We continued to both work and play together, sharing love of music, fashion, film and technology. Both having grown up in the sunny world of the 1960s. The arrival of the World Wide Web changed everything or at least seemed to make ’everything’ he had been excited about possible. Bob dived in and explored the new media and came to be an early describer through his books about what this new media world might be like.

I brought my first  computer a Z88 Sinclair notebook, but immediately knew I’d have to get an Apple, which turned out to be an Apple Performa computer complete with 16MB of RAM. My life was transformed, not for the first or last time, but certainly importantly. I’ve never had any other ‘computer’ for work or home.  I’ve renewed them when new technology insisted and my bank balance allowed. From laptops to iMacs, the iPod touch, iPods and my current MacMinis (my second already) with several screens and speakers  to facilitate the music, films, photography and other work which is my mix of new media. They always packaged all their products with wit and panache, which I’ve always loved. Unpacking this box made me think I should blip it. Even the images of the AirPods on the front are actually embossed. I expect any one who has bought an apple product will know what I mean.

But I never forget how much I owe Bob Cotton, so I am offering a chance for you to explore his work which he has spread around the media that have so inspired him. He will be pleased that I have just bought these Apple AirPods Pro in a recent sale (Apple products have always been too expensive) and am loving them. As I’ve been writing I’ve been thinking of so much music he and I have shared over the years and am playing them as I type using online music libraries, some of them originating from those heady 60s. 

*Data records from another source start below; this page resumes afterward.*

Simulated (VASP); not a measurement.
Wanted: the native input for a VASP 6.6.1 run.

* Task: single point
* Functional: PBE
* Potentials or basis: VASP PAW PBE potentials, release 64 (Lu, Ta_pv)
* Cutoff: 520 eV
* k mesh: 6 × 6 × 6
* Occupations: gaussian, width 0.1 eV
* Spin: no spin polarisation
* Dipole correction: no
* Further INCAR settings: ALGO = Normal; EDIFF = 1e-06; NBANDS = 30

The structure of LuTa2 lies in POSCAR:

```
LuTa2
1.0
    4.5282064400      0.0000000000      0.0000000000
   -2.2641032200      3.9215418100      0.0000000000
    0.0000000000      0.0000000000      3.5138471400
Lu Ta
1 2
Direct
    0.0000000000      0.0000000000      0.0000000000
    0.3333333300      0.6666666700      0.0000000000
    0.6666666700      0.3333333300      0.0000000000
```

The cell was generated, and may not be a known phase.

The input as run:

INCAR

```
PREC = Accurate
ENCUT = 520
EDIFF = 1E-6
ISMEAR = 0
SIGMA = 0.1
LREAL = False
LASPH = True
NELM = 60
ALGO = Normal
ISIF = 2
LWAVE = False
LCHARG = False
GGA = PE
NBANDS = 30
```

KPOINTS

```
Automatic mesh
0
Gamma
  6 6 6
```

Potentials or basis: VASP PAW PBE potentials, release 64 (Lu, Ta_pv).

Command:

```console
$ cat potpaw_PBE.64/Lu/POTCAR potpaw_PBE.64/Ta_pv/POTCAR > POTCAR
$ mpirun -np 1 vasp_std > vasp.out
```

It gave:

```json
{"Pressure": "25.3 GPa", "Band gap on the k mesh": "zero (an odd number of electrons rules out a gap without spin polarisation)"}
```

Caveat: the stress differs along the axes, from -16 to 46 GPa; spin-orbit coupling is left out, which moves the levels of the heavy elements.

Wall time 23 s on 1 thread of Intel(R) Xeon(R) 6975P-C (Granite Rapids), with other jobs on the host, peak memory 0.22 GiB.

Bob is even responsible for the name of my Blip name, Clean Steve. When he lived in Yarmouth on the Isle Wight where I visited him whenever I could, his next door neighbour was so intrigued to find that the three of us were ‘connected’ by ‘tentacles’ that he wrote this song with that title.

You can explore some of Bob's life and work here – You’ll have to scroll and peruse.

One of his works can be found here – called 'The media stream. A visual stream of modernism to 21st century all and now'.

I hope to go to the Isle of Wight to visit Bob and his wife Mary again, soon. Time passes too quickly, and there is so much to say and do.